Matthew Crichton: Sunderland manager Lee Johnson described Hoffmann as “elite on the ball” - is he a modern style sweeper-keeper?
Phillip Quinn: Hoffmann is pretty good with his feet, and since Manuel Neuer joined Bayern years ago, the club has strived to teach that sweeper keeper style to the younger teams as well. Hoffmann, of course, isn’t as proficient as Neuer, but he’ll be playing at least a version of that role if allowed.
MC: Our two current goalkeepers have been criticised for their presence within their box - at six feet four, is Hoffmann a dominant figure who commands his area?
PQ: Hoffmann is a big boy who isn’t afraid to let his presence be known in his box. I think the fact that he already has a pretty good grasp of English is a good sign that it won’t take him long to adjust to any type of language barrier.
MC: What would you say are his biggest strengths and weaknesses between the goalposts?
PQ: Hoffmann’s height helps him to command his box on corners, and he’s a good shot stopper. My concern with him has always been his occasional propensity for giving up rebounds. If he can continue to develop and work on his ability to push the ball wide instead of out front, he’ll be a huge transfer and potentially a massive steal for Sunderland.
MC: The 22-year-old has made over 50 appearances for Bayern Munich’s reserve side - do you think now was the right time for him to leave considering it is near impossible to displace Manuel Neuer?
PQ: It’s been expected for some time that he’s going to be leaving anytime now. It’s not even so much that Neuer is staying, but that the club moved to bring in Alexander Nübel which meant both Hoffmann’s and Christian Früchtl’s futures were thrown into limbo.

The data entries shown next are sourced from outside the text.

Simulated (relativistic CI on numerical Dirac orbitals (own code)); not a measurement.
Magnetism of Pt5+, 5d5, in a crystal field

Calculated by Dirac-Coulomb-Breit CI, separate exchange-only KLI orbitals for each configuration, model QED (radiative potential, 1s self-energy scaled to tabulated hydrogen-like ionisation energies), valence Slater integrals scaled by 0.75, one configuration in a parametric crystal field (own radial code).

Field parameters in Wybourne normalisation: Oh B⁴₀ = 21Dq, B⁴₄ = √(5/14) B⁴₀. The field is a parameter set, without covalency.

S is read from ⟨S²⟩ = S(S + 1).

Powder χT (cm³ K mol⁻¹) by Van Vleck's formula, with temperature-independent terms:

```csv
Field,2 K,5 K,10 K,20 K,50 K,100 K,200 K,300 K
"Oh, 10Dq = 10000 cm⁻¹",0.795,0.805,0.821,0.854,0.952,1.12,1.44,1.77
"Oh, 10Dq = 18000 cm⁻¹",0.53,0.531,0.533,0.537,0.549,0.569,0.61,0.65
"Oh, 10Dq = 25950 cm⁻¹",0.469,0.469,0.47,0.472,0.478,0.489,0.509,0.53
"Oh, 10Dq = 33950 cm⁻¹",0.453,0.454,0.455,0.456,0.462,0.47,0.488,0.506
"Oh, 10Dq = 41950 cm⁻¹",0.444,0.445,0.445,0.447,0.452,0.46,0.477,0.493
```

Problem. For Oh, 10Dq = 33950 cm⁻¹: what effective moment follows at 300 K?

My assumption is that both young keepers are going to be leaving Munich permanently sooner rather than later.
MC: Hoffmann was on the bench during Bayern’s Champions League triumph in 2020, and was pictured lifting the trophy. How much do you think it would have helped him to train and be around one of the best goalkeepers in the world in Neuer?
PQ: I think it’s huge for any young player to be around the world’s best in training. Bayern have regularly brought up young players to train with the first team, especially with players being out due to international breaks and whatnot. Hoffmann is very highly thought of at Bayern by everyone.
MC: Having already won a German lower league with Bayern’s ressie side, do you think the pressure and expectation to win at Sunderland will not phase Hoffmann?
PQ: There’s high pressure at Bayern to win at all levels all the time. Hoffmann got thrust into the fire at the end of the 3.Liga season when Bayern II won the title for the first time ever, and he performed admirably. I think he’s well-prepped for the pressure that’s going to come in a Sunderland promotion chase.
MC: What do you think attracted the young goalkeeper to leave Germany to join Sunderland?
PQ: I think, for a lot of young players today that were children when the Premier League was at it’s peak in the late 2000s, England will always be a destiny. I think there’s also the possibility of earning promotion into the Championship which is highly appealing to players.
MC: Do you think having ex-Bayern teammate Leon Dajaku will help him to settle into the area and the team faster?
PQ: While both have remarkably good English, I think having two young players from not just the same non-English country but the same club is going to be a big boost to the two players adjusting to a new country.
MC: Lastly, do you think Ron-Thorben Hoffmann will be a success at Sunderland?
PQ: I think he’s got the ability to be the club’s number one for years to come. I’ve thoroughly enjoyed watching Hoffmann over the last few years and am proud of his growth. I think I speak for nearly all Bayern fans in saying that I hope he’s a rousing success.